Both moves you mention feel slow to me. Slow isn’t always wrong, but unless it’s necessary it’s usually best avoided.
I think the advice BHydden quotes is very applicable to move 19. A black move at D9 instead of white would have worked very nicely with the wall. Indeed it’s almost necessary to have a move in that area for the wall to be worth anything at all. Yes, it’s commendable and often necessary to play more solidly, but sometimes there just isn’t time. I would suggest in this case you have to take sente, play the extension from the wall, and if there are weaknesses left behind… well… deal with those as best you can when they become an issue.

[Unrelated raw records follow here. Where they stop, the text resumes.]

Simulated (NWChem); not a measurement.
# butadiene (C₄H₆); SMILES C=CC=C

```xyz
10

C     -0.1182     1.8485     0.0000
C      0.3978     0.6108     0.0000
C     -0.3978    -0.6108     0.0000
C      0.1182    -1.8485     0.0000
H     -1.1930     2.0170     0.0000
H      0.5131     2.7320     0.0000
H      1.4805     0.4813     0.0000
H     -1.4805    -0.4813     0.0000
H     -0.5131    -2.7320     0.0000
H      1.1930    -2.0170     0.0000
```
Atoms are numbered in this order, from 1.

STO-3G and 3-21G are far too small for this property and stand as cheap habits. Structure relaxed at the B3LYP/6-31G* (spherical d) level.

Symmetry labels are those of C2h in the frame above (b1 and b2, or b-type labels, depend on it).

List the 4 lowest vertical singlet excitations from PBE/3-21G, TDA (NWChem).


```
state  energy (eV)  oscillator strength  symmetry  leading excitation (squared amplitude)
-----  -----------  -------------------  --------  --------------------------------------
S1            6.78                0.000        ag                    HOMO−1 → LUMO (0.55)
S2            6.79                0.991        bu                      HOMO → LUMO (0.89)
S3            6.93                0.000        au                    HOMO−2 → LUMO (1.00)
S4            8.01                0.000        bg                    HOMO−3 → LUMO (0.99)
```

Another note on this move is that it maybe defends the wrong weakness in the wall. Ultimately if white cuts at H16, it’s threatening to extend along the side and eat 1 stone, while you make your wall longer and stronger - that’s not actually a terrible result, especially if it would have cost you a move to get rid of it and you use that move better elsewhere. However, the push and cut at E16 is much nastier and indeed happened later in the game and killed half your group. If you really want a move to defend the wall then maybe look at H15, G14, F14, which also have the advantage of making a bit of shape and extending your group towards the centre a little (although not very much and they’re still slow moves).
(I would feel very similarly about J16 as I do about H16, I’m sure there’s discussion to be had about their relative merits, but in the context they are very similar moves.)
For move 51, the key question is whether the group in the corner is alive without it. If it is alive you really have to tenuki (or play to attack the white group). I haven’t read it out and to some extent it doesn’t matter how I read the situation, it matters how you read it. If you read it as alive without the extra move you just don’t play a defensive stone and leave endgame to the endgame. If you read it as dead without the extra move you have to decide if it’s a big enough group to be worth spending a move on (it probably is unless there’s anything unresolved elsewhere). (Actually, you can connect to M18, so it’s definitely alive without the extra move.)
As it happens, I kinda like your move anyway as it threatens a follow-up of the monkey-jump to T12 to remove much of the white group’s eyespace on the side, but it seems you didn’t see that opportunity even in the endgame (even without the threat to remove eyespace, it’s quite a large endgame move). I’d also agree with BHydden again that something like P12 looks to put more pressure on the white group so I might prefer that to O13 anyway, but again I haven’t read anything out here and that’s just a first impression.
It’s a difficult thing to balance aji with still playing useful and positive moves. I feel these two moves you highlighted were aimed too much towards just trying to reduce aji and didn’t have enough other purpose attached to them. Of course, these things are easy to say in hindsight, and perhaps if you hadn’t played them you would look back at the game and say “oh, I shouldn’t have left a weakness there”, but I guess that’s all part of the challenge!